By Moa Jamir
Nagaland’s power sector reflects a persistent and pressing paradox—rising demand, limited local generation, and a system burdened by inefficiencies. The Department of Power Nagaland (DoPN)’s Annual Administrative Report 2025–26, tabled in the State Assembly, outlines these challenges with clarity. However, it also revealed how far the State still has to go to address its structural power deficits.
At the core lies a stark imbalance between demand and supply. With a peak demand of 193 MW, projected to rise to 304 MW by 2035, Nagaland currently meets only a fraction of its needs through internal generation. The State’s installed capacity stands at just 29.4 MW, with 90–95% of its electricity imported depending on the season. This reliance is not merely technical but a structural vulnerability that places sustained pressure on the State exchequer.
The financial data underscores this strain. Power purchase costs have consistently outpaced revenue realisation. In 2024–25, Nagaland spent over Rs 550 crore on power procurement while earning just about Rs 300 crore in revenue. Even in 2025–26 (up to Q3), expenditure stood at Rs 396.7 crore against receipts of Rs 203.88 crore. This widening gap reflects not only high dependence on external supply but also systemic inefficiencies within distribution and billing.
One of the most critical inefficiencies is Aggregate Technical and Commercial (AT&C) loss. While the current report is silent on this issue, past and independent data present a concerning picture.
Nagaland recorded the highest AT&C loss in India at 60.39% in 2020–21, nearly three times the national average, as per information provided in the Rajya Sabha in March 2023.
Although there has been some improvement, losses remain alarmingly high at 43.93% in 2024–25, as reported at a District Electricity Committee (DEC) meeting on RDSS held on March 3 in Kohima. In simple terms, nearly half of the power procured does not translate into billed revenue.
The Revamped Distribution Sector Scheme (RDSS), a flagship Government of India programme, seeks to address this gap with an ambitious target of reducing AT&C losses to 12–15%. Smart prepaid metering is central to this effort. The DoPN’s annual report indicated moderate progress, with over 15,600 meters installed out of 18,000 sanctioned for key urban centres in Dimapur, Chümoukedima and Kohima.
However, other reports suggest that progress has been uneven and far from encouraging. For instance, as per the March 3 DEC meeting, against a target of 3, 23,878 smart meters across the State, only 37,081 or about 11.4% had been installed. Public resistance, driven largely by concerns over billing transparency and affordability, remains a key hurdle.
On the supply side, efforts to expand local generation remain modest relative to the State’s needs. Nagaland has only one major hydropower project at Likimro (24 MW), alongside a few small hydro units. Two additional projects totalling 66 MW are in the pipeline, but these are unlikely to significantly reduce the overall deficit.

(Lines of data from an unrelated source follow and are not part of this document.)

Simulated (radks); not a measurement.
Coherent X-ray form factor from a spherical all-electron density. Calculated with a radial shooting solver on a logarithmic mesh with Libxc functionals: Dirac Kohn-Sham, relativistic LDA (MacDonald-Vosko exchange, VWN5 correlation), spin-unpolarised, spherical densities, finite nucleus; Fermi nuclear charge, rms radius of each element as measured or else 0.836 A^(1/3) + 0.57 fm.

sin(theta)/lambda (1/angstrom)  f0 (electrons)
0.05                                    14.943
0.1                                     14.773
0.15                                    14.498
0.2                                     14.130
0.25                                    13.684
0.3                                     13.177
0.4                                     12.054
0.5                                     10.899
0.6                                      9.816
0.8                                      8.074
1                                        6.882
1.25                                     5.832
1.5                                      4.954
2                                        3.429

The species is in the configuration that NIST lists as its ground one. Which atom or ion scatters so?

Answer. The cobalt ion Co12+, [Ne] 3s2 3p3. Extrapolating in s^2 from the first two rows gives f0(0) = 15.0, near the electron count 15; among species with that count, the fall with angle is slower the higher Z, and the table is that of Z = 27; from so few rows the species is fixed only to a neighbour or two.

Renewable energy, particularly solar, is being positioned as a key pillar of future strategy. The Nagaland Solar Mission and rooftop solar scheme aim to promote decentralised generation, offering subsidies ranging from Rs 53,000 to Rs 1.35 lakh. However, progress so far has been underwhelming.
As per the report, against a target of 10,938 households and 32.8 MW capacity by 2027, only 130 households and 440 kW had been achieved as of December 2025 Large-scale solar projects such as the proposed 40 MW plant in Peren and ongoing installations in Niuland and Zhadima offer promises, but progress appears, uneven at best.
Ultimately, Nagaland’s power challenge is not just about generating more electricity, but about managing what is already available more efficiently. Reducing losses, improving billing systems, and building public trust in reforms are as critical as expanding generation capacity.